Announcement

Collapse
No announcement yet.
X
  • Filter
  • Time
  • Show
Clear All
new posts

  • Quantiles

    Good morning

    I have created new quantile variables for my data using xtile variable_4 = variable, nq4 successfully for a most of my variables however, with 2 in particular, the code is only creating 2 quantiles.

    Is this because there are a large number of variables with the same value?

    Thank you for your help.

  • #2
    Is this because there are a large number of variables with the same value?
    Yes. When you are calculating quantile groups, all the observations that have the same value must end up in the same group. When there are large number of ties, this may mean that there simply don't exist as many quantile groups as you were hoping to get.

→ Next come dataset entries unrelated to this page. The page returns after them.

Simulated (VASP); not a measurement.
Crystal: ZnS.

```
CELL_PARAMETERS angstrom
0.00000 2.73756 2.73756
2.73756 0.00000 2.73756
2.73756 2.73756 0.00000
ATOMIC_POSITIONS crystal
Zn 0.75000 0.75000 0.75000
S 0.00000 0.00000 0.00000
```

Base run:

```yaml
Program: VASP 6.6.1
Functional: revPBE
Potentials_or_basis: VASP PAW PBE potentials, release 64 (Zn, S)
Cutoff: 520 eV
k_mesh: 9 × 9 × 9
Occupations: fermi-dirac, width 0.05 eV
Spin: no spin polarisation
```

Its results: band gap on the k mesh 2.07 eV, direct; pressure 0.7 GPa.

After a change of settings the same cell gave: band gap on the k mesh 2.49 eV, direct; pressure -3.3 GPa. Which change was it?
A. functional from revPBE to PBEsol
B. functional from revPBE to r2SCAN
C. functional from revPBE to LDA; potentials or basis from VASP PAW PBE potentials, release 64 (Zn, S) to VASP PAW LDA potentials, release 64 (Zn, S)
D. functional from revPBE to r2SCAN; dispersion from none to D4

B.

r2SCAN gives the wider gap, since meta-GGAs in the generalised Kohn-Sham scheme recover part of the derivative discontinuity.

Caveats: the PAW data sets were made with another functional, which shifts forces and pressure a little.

    For example, if we want 3 groups (terciles) and the values of the data are 1, 2, 2, 2, 2, 2, 2, 2, 3, the 1 cannot form a tercile group by itself, because it is only one of 8 observations. So, all of the 2's must now be lumped in with the 1. That group, the 1 and all of the 2's, now constitute 7/8ths of the data, so that "tercile" is already overfilled. So then 3 starts the next group (which is tercile group 3 because we are well past the 2/3rds mark), and, being all that is left of the data, is the sole member of that group. So we end up with 2 groups: group 1, consisting of 1 and all the 2's, and group 3, consisting of just 3.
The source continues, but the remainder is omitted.